On 23 March 2017, Justice Robson of the Supreme Court of Victoria delivered his decision on an application by receivers and managers for directions as to, among other things, their obligations to pay preferential debts under the Corporations Act 2001 (Cth) from the surplus generated by their trading-on of a company’s business and other recoveries by their appointing bank.
Amerind Pty Ltd had operated as a trading trust. His Honour held in essence that trust property is not susceptible to the statutory priority regime in s 556 of the Corporations Act. Separately, his Honour also held that a trustee’s right of indemnity is not subject to the receivers’ obligations under s 433 of the Corporations Act to pay employee entitlements in priority out of assets subject to a circulating security interest (a recent concept broadly in line with the former ‘floating charge’). This judgment is a landmark Victorian ruling signalling a departure from the controversial but well-established precedent set by Re Enhill Pty Ltd. In so holding, his Honour adopted the construction of the Corporations Act outlined in the 2016 decision of Brereton J in Re Independent Contractor Services (Aust) Pty Ltd (in liq) (No 2). The decision in Re Amerind has significant implications for the protection of employee creditors of insolvent companies who acted as trustees.
List G Barrister’s member Hamish Austin QC appeared for the receivers, the principal moving party in the proceeding. Fellow List G Barrister’s member Damien McAloon appeared for Alpine MDF Industries Pty Ltd, who asserted a security interest in part of the surplus.
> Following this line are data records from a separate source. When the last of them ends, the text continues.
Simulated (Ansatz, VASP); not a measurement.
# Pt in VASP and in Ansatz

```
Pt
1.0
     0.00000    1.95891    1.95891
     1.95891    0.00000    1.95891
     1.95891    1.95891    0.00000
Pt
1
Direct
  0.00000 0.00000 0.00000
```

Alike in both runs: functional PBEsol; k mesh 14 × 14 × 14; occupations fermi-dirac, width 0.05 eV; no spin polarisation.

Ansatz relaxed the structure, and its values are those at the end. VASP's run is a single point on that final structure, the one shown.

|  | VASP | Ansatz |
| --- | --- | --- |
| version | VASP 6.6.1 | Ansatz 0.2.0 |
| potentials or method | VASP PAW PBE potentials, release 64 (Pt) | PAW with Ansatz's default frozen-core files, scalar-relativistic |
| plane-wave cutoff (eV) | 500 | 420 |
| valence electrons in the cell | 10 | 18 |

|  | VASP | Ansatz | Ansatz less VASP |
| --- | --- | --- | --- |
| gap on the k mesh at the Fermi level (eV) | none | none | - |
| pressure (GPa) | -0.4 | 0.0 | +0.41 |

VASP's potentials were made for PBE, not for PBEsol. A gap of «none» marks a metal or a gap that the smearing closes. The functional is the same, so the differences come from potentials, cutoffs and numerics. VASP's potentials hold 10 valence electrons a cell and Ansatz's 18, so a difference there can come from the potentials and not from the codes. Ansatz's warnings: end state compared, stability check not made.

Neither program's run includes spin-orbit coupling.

Amerind Pty Ltd was the trustee of the Panelveneer Processors Trading Trust, which operated a business that manufactured and distributed decorative and architectural finishes. In March 2014, administrators were appointed by the director of Amerind and receivers were appointed by the company’s principal financier, Bendigo and Adelaide Bank. The receivers traded on after their appointment and generated a net surplus, with the bank’s debt being paid out by the amounts generated by the receivers and other recoveries by the bank. At the appointment date, Amerind had 174 staff. Key issues examined were whether the receivership surplus could be classified as trust or company property and whether the priority regimes for payment of creditors set out in the Corporations Act required the receivers to pay preferential debts from the surplus before paying it into Court to be the subject of various competing claims.
1. Was the receivership surplus trust property?
His Honour accepted that Amerind had operated as a corporate trustee and thus the assets comprising the surplus were properly characterised as trust property.
2. Was the surplus subject to Corporations Act priority regime in s 556 et al?
It being the case that the surplus was trust property, the question then became whether it was susceptible to the statutory priority regime in the Corporations Act. The Commonwealth, liquidator and the receivers argued that even if the surplus was trust property, the trustee’s right to be indemnified for trust debts from that trust property was a personal asset of the corporate trustee and was thus “property of the company” rather than trust property. This would have meant that the surplus would be subject to the creditor priority regime set out under ss 433 and 556 (and related provisions) of the Corporations Act. These parties relied on Re Enhill, a 1983 decision of the Full Court of the Supreme Court of Victoria, to support this position, but Robson J stated that ‘… Re Enhill has not been followed in the Federal Court or in other states of Australia’, noting that the case had faced considerable legal and academic criticism. Re Enhill was also distinguished on the basis that it concerned the interpretation of the long-repealed Companies Act 1961 (Vic) and was therefore of little assistance in construing the Corporations Act. Robson J instead followed the decision in Re Independent;
‘In my opinion… the proper course for me is to adopt the reasoning of Brereton J in Re Independent, being that s 556 of the Corporations Act only applies to property of the company and does not apply to trust assets, that the trustee’s right of indemnity is not property of the company, and that where there are multiple creditors of the trust, the creditors share pari passu in the right to be subrogated to the trustee’s equitable lien to enforce the trustee’s indemnity. Similar reasoning also applies to s 433’.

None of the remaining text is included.